Oh, You Women! | |
Director: | John Emerson |
Screenplay: | John Emerson Anita Loos |
Producer: | Adolph Zukor John Emerson Anita Loos |
Starring: | Ernest Truex Joseph Burke Bernard Randall Gaston Glass Louise Huff Betty Wales |
Cinematography: | Jacques Montéran (French Wikipedia) |
Studio: | Famous Players–Lasky Corporation John Emerson & Anita Loos Productions |
Distributor: | Paramount Pictures |
Runtime: | 50 minutes |
Country: | United States |
Language: | Silent (English intertitles) |
Oh, You Women! is a 1919 American silent comedy film directed by John Emerson and written by Emerson and Anita Loos. The film stars Ernest Truex, Joseph Burke, Bernard Randall, Gaston Glass, Louise Huff, and Betty Wales. It was released on May 4, 1919, by Paramount Pictures.[1] [2] Oh, You Women! is currently considered a lost film.[3] The film, that had 5 reels,[4] was "about soldiers returning home from the First World War in 1919".[5]

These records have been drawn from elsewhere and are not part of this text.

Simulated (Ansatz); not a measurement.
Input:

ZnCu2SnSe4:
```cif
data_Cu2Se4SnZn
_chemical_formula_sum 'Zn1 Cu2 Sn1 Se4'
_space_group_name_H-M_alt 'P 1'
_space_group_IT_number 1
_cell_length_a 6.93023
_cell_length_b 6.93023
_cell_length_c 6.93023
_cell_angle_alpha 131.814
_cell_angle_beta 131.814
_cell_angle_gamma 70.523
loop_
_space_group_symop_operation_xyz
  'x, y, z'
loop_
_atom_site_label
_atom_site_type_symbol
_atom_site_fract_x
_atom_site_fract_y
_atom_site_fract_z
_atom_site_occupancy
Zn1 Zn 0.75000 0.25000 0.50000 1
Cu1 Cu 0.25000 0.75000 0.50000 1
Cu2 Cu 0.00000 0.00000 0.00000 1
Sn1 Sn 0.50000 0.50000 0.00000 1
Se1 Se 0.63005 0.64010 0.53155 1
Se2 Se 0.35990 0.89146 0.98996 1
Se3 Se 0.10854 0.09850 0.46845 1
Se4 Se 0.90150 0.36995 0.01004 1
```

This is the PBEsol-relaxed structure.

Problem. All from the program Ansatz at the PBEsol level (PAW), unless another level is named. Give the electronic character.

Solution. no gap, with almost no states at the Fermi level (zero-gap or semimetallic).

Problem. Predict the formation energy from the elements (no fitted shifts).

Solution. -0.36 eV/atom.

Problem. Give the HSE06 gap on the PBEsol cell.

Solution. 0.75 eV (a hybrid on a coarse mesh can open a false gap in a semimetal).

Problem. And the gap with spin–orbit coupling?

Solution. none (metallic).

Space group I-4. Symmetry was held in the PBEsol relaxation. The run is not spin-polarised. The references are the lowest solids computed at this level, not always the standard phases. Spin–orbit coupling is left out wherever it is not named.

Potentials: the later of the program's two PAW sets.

As described in a film magazine,[6] boy orator Abraham Lincoln Jones (Truex) works in the mayor's office and emulates his namesake, believing that he had a sure accession to the boss's chair. But the war took him away, mussed him up, and shot him back home on sick leave. He finds the home town is not the same. A couple of "Women's Rights" specialists had vested and panted the female populous, while males were minding the babies and doing housework. One young woman retained frills and furbelows, the dreaded dressmaker's daughter. Abe takes hold of the town and young woman and proves himself a man.